It isn't entirely clear what you're asking, but from the context it looks like you want a pattern that can be used to search for multiple entries in an array, since readlines
returns an array containing the lines of the file.
A simple pattern example would be:
%w[foo bar baz].grep(/foo|bar/) # => ["foo", "bar"]
|
means "or", so the pattern /foo|bar/
is looking for "foo" or "bar"
. grep
will iterate over the array ['foo', 'bar']
, and finds both.
This isn't the entire solution because there are dragons waiting in the woods. /foo|bar/
are actually matching substrings, not complete words:
%w[food bartender].grep(/foo|bar/) # => ["food", "bartender"]

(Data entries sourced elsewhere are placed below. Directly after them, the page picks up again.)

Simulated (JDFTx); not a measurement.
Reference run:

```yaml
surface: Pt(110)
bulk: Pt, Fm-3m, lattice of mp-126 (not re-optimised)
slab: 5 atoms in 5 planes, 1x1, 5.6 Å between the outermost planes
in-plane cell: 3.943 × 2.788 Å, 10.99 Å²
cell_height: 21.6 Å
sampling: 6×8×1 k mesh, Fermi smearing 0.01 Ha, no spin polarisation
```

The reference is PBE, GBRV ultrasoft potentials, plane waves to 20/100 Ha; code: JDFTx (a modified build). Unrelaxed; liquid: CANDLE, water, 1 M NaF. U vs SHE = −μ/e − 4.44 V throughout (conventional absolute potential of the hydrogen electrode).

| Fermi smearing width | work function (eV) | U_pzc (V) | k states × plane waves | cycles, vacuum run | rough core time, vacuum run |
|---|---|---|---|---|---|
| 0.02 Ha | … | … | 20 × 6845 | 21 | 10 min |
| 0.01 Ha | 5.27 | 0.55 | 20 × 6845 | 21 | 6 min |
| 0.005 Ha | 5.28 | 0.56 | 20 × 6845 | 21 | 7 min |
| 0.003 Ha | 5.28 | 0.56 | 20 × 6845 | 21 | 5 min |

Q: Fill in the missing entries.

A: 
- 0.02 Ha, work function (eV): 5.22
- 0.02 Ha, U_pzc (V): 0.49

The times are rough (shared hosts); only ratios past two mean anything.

which is most likely not what you want.
To fix this we have to tell the regex engine to only find words:
%w[foo bar baz].grep(/\bfoo\b|\bbar\b/) # => ["foo", "bar"]
%w[food bartender].grep(/\bfoo\b|\bbar\b/) # => []
The \b
means a "word-boundary" which is the transition between a non-word character and a word character. \w
is the pattern used, and it's defined in the Regexp documentation. I STRONGLY recommend reading about that as there are additional potential issues you can run into. For our purposes though \b
and the default behavior is probably fine.
There's a lot of duplication in that little pattern though, and regular expressions let us trim out the replication:
%w[foo bar baz].grep(/\b(foo|bar)\b/) # => ["foo", "bar"]
%w[food bartender].grep(/\b(foo|bar)\b/) # => []
Using the parenthesis groups foo|bar
into a capture-group, so the surrounding \b
will be applied to anything inside the parenthesis, reducing the noise.
Sometimes you don't want to actually capture the string, you just want to match it. If that's the case read about non-capturing groups in the documentation.